From 4f40aa44b4af17d138dc82961d850e1516e90502 Mon Sep 17 00:00:00 2001
From: Stefano Pigozzi <me@steffo.eu>
Date: Fri, 10 Feb 2023 05:18:24 +0100
Subject: [PATCH] Fix some leftover bugs

---
 unimore_bda_6/__main__.py                | 6 +++---
 unimore_bda_6/analysis/nltk_sentiment.py | 2 +-
 unimore_bda_6/analysis/tf_text.py        | 6 +++---
 3 files changed, 7 insertions(+), 7 deletions(-)

diff --git a/unimore_bda_6/__main__.py b/unimore_bda_6/__main__.py
index 7d3b7f0..5111065 100644
--- a/unimore_bda_6/__main__.py
+++ b/unimore_bda_6/__main__.py
@@ -39,19 +39,19 @@ def main():
             slog.debug("Selected sample_func: %s", sample_func.__name__)
 
             for SentimentAnalyzer in [
-                NLTKSentimentAnalyzer,
                 TensorflowCategorySentimentAnalyzer,
+                NLTKSentimentAnalyzer,
             ]:
 
                 slog = logging.getLogger(f"{__name__}.{sample_func.__name__}.{SentimentAnalyzer.__name__}")

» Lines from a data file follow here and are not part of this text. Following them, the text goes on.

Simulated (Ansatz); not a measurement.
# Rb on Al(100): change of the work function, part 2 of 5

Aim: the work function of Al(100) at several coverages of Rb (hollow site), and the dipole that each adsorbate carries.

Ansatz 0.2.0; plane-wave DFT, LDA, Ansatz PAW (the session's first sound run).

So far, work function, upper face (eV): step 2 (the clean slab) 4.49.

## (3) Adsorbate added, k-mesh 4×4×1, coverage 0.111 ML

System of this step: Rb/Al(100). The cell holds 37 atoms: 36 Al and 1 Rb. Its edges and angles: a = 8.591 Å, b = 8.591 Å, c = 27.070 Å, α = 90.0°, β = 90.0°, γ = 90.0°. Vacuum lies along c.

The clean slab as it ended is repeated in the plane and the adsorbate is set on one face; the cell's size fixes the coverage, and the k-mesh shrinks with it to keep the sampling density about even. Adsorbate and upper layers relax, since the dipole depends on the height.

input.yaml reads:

                 slog.debug("Selected SentimentAnalyzer: %s", SentimentAnalyzer.__name__)
 
                 for Tokenizer in [
-                    PottsTokenizer,
-                    PottsTokenizerWithNegation,
                     PlainTokenizer,
                     LowercaseTokenizer,
                     NLTKWordTokenizer,
+                    PottsTokenizer,
+                    PottsTokenizerWithNegation,
                 ]:
 
                     slog = logging.getLogger(f"{__name__}.{sample_func.__name__}.{SentimentAnalyzer.__name__}.{Tokenizer.__name__}")
diff --git a/unimore_bda_6/analysis/nltk_sentiment.py b/unimore_bda_6/analysis/nltk_sentiment.py
index f3d4b86..4c063b7 100644
--- a/unimore_bda_6/analysis/nltk_sentiment.py
+++ b/unimore_bda_6/analysis/nltk_sentiment.py
@@ -40,7 +40,7 @@ class NLTKSentimentAnalyzer(BaseSentimentAnalyzer):
         Convert the `Text` of a `DataTuple` to a `TokenBag`.
         """
         count_passage(log, "tokenize_datatuple", 100)
-        return self.tokenizer.tokenize_plain(datatuple.text), datatuple.category
+        return self.tokenizer.tokenize_and_split_plain(datatuple.text), datatuple.category
 
     def _add_feature_unigrams(self, dataset: t.Iterator[tuple[TokenBag, Category]]) -> None:
         """
diff --git a/unimore_bda_6/analysis/tf_text.py b/unimore_bda_6/analysis/tf_text.py
index 840bfac..8d3442f 100644
--- a/unimore_bda_6/analysis/tf_text.py
+++ b/unimore_bda_6/analysis/tf_text.py
@@ -71,7 +71,7 @@ class TensorflowSentimentAnalyzer(BaseSentimentAnalyzer, metaclass=abc.ABCMeta):
         """
         log.debug("Creating TextVectorization layer...")
         layer = tensorflow.keras.layers.TextVectorization(
-            standardize=self.tokenizer.tokenize_tensorflow,
+            standardize=self.tokenizer.tokenize_tensorflow_and_expand_dims,
             max_tokens=TENSORFLOW_MAX_FEATURES.__wrapped__
         )
         log.debug("Created TextVectorization layer: %s", layer)
@@ -177,8 +177,8 @@ class TensorflowCategorySentimentAnalyzer(TensorflowSentimentAnalyzer):
             dataset_func=dataset_func,
             conversion_func=Review.to_tensor_tuple,
             output_signature=(
-                tensorflow.TensorSpec(shape=(1,), dtype=tensorflow.string, name="text"),
-                tensorflow.TensorSpec(shape=(5,), dtype=tensorflow.float32, name="review_one_hot"),
+                tensorflow.TensorSpec(shape=(), dtype=tensorflow.string, name="text"),
+                tensorflow.TensorSpec(shape=(1, 5,), dtype=tensorflow.float32, name="review_one_hot"),
             ),
         )